To evaluate a linker's predictions use the script evaluate_linking_results.py
:
python3 evaluate_linking_results.py <path_to_linking_result_file>
This will print precision, recall and F1 scores and create two new files where the .linked_articles.jsonl
file
extension is replaced by .eval_cases.jsonl
and .eval_results.json
respectively. For example
python3 evaluate_linking_results.py evaluation-results/baseline/baseline.kore50.linked_articles.jsonl
will create the files evaluation-results/baseline/baseline.kore50.eval_cases.jsonl
and
evaluation-results/baseline/baseline.kore50.eval_results.json
. The eval_cases
file contains information about
each true positive, false positive and false negative case. The eval_results
file contains the scores that are shown
in the web app's evaluation results table.
In the web app, simply reload the page (you might have to disable caching) and the experiment will show up as a row in the evaluation results table for the corresponding benchmark.
You can evaluate multiple linking result files at the same time using the evaluation script. E.g.

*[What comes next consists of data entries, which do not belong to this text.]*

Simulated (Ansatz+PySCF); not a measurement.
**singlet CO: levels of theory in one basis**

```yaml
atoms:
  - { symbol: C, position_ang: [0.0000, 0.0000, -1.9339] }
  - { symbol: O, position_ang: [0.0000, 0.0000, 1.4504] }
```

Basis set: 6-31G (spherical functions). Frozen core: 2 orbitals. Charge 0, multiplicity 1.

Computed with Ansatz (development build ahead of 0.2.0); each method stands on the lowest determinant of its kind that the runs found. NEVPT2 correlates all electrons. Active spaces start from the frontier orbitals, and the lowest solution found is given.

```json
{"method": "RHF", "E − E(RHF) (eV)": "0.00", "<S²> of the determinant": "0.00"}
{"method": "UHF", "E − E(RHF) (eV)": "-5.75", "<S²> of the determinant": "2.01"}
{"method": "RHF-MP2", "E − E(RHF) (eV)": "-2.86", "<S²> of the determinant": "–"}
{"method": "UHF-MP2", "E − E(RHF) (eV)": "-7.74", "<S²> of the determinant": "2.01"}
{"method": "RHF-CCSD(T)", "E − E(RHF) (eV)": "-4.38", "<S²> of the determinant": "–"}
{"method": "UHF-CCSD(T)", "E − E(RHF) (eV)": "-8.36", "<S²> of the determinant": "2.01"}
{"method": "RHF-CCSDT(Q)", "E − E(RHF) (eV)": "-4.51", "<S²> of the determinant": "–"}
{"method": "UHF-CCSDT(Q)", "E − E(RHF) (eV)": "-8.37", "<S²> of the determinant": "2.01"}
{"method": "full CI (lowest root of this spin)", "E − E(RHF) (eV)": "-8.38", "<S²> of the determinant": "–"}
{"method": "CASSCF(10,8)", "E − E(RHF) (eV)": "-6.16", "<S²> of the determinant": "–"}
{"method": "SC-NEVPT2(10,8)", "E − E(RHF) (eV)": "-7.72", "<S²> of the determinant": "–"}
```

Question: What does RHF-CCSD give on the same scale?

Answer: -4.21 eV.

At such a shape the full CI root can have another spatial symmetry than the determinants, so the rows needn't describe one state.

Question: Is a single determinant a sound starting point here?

python3 evaluate_linking_results.py evaluation-results/*/*.linked_articles.jsonl
will evaluate all linking results files in the evaluation-results
subdirectories. This saves a lot of time in
comparison to calling evaluate_linking_results.py
multiple times, since most of the time (ca. 7 mins) is needed to
load entity information which only has to be done once per call, while the evaluation itself only takes a few seconds.
Alternatively, you can use the Makefile to evaluate multiple linking result files with one command. The Makefile gives you more control over which result files are being evaluated. Running
make evaluate_linking_results
will evaluate all linking result files in the evaluation-results/*/
directories for all benchmarks specified in the
Makefile's BENCHMARK_NAMES
variable.